Although reusable water bottles made from aluminum or stainless steel are gaining in popularity, there are still plenty of individual plastic water bottles being sold. And they have a whale of an impact on our environment.
"Americans buy more bottled water than any other nation in the world," says National Geographic in an article for kids. "adding 29 billion water bottles a year to the problem. In order to make all these bottles, manufacturers use 17 million barrels of crude oil. That’s enough oil to keep a million cars going for twelve months."
While those made of PET can be transformed into carpeting, clothes, automotive parts, and other products, as well as new bottles, the problem is: Only 10 percent of the plastic water bottled sold are recycled, estimates the Union of Concerned Scientists.

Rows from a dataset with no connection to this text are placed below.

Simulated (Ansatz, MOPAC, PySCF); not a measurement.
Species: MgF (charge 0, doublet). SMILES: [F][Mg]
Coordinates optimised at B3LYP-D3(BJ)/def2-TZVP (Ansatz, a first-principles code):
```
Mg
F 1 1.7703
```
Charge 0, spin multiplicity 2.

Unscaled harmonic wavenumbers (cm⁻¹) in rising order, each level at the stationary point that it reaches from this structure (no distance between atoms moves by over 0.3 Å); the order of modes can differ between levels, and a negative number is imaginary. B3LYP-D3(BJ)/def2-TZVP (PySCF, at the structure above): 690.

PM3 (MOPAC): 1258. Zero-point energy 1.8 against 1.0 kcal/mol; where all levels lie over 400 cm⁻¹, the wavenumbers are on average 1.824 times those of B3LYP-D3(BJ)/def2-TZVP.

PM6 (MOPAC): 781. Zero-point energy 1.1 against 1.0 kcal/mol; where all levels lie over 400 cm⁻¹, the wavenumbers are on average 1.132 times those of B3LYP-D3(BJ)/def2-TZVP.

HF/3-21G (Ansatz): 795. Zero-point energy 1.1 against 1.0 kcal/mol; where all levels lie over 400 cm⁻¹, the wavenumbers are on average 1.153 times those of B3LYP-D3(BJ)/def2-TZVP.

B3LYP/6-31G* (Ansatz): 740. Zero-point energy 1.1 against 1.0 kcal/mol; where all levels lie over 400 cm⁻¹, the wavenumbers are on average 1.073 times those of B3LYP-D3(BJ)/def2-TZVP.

But the Coca-Cola Co. has announced that it's going to be testing a new, more environmentally friendly bottle partly made from molasses and sugar cane for its Dansani and vitaminwater brands. (Molasses is a a byproduct of sugar production.)
And PepsiCo previously announced a new bottle for Aquafina water that uses 50 percent less plastic. The company estimates that will save 75 million pounds of plastic each year. (This follows the Poland Spring bottles that use 30 percent less plastic.)
Why this rush to more environmentally friendly packaging by multinational beverage makers? One reason is Wal-Mart's "packaging scorecard," which rates suppliers on packaging reductions that reduce waste and save resources.
This weekend, when I was flying, I would have been grateful for a couple of water bottles that were more environmentally friendly. I couldn't find any water fountains behind airport security to fill a reusable bottle.
I also couldn't locate any soft drinks in aluminum cans. Not that I wanted a soft drink at 9 in the morning, but I would have settled for one in a can that I could recycle. In one airport's concourse, drinks in wax-coated paper cups weren't offered either.
I thought about how nice it would be to have a website I could check that lists which airports have water fountains, etc., and where they're located -- much like the ones that help you locate wi-fi wherever you are.
Now that's an iPhone app I'd happily pay for.